Westin says he asked Gibson and Sawyer to fill in for "a few weeks" -- and that they immediately agreed -- but that the double duty could last longer "if we learn Bob is going to be out for a period of some months."
Vargas, meanwhile, has been carrying the load. "Elizabeth is the co-anchor of this broadcast, but she clearly can't do everything we've set out to do by herself," Banner says. "Obviously we wish Bob was here more than anything. Elizabeth and I are determined to keep his seat warm until he's able to come back."
Cameo Appearance
It was a striking photo in Vanity Fair's December issue: a reunion of Vietnam War correspondents, including Peter Arnett, standing on a crowded Ho Chi Minh City street.

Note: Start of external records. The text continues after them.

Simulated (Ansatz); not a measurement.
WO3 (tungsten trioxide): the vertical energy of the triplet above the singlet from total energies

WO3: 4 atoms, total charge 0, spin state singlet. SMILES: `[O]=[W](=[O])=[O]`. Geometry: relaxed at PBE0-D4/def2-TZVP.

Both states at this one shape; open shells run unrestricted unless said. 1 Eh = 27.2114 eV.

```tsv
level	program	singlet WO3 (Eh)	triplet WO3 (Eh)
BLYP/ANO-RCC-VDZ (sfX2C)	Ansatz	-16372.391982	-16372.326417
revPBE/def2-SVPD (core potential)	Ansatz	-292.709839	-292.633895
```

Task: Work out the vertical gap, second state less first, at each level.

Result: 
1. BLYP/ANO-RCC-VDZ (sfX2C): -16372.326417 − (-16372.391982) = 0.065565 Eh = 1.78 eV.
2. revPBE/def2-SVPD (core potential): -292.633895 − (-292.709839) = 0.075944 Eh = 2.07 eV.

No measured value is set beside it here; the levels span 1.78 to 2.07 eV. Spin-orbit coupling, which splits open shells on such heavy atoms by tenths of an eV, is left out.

It was also fake. The Smoking Gun Web site discovered that Arnett wasn't there during the shoot of eight journalists last April and was digitally inserted into the picture.
"It wasn't supposed to be misleading," says Vanity Fair spokeswoman Beth Kseniak. "It was a mistake made at the last minute." She says a border around Arnett's image, making clear he had been shot separately, was removed after the art director raised aesthetic questions.
Unholy Bonds?
In baseball, Barry Bonds is almost always news, whether he's hitting homers, denying steroids use or snarling at the press.
It's no surprise, then, that ESPN is drawn to the San Francisco Giants slugger. But what is the network doing in negotiations that would steer money to such a prominent newsmaker? Its entertainment division is close to a deal with Bonds to star in a reality show as he chases Hank Aaron's all-time home run record.
ESPN's ombudsman, George Solomon, who is also a Washington Post columnist, has spanked his new employer for an arrangement he says "boggles the mind" and "seems to be pushing the envelope for what's an acceptable practice for a network that prides itself on newsgathering, reporting, commentary and analysis. . . . Simply collaborating with such high-profile newsmakers seems out of place with the covenants of the kind of broadcast journalism most ESPN staffers seek to attain." A similar ESPN reality show with Texas Tech basketball coach Bobby Knight begins this month.
ESPN Executive Editor John Walsh says the entertainment unit "operates outside our news division" and will not affect its journalism. "We're still going to aggressively cover Bonds," he says. "We had a reporter with him every day last year. The danger," he adds, is that the show "could become a puff piece for Barry Bonds, but he's such an interesting character it could be revealing."
Not With the Program
When Torie Clarke worked at the Pentagon and was pushing a program to embed journalists with U.S. forces during the Iraq war, one administration official objected.
"There's a very real possibility that the American people could see their soldiers hurt or even killed on the battlefield," said Ari Fleischer, then the White House press secretary, according to Clarke's new book, "Lipstick on a Pig." "They might see it on live television. It would be awful!"
"Well, it's the truth, Ari," Clarke says she replied. "People do get killed in battle. . . . The American people can handle it."
Fleischer says he was "horrified about what impact this could have on the military for the cameras to get there first" but agrees that in retrospect the program "was a huge success."
Meet the New Boss
"CBS Evening News" has decided to empower the viewers. Each week, says correspondent Steve Hartman, "you can tell me where to go and what to do" by voting online. Today's three choices include covering do-it-yourself funerals and a device called the Jerk-O-Meter.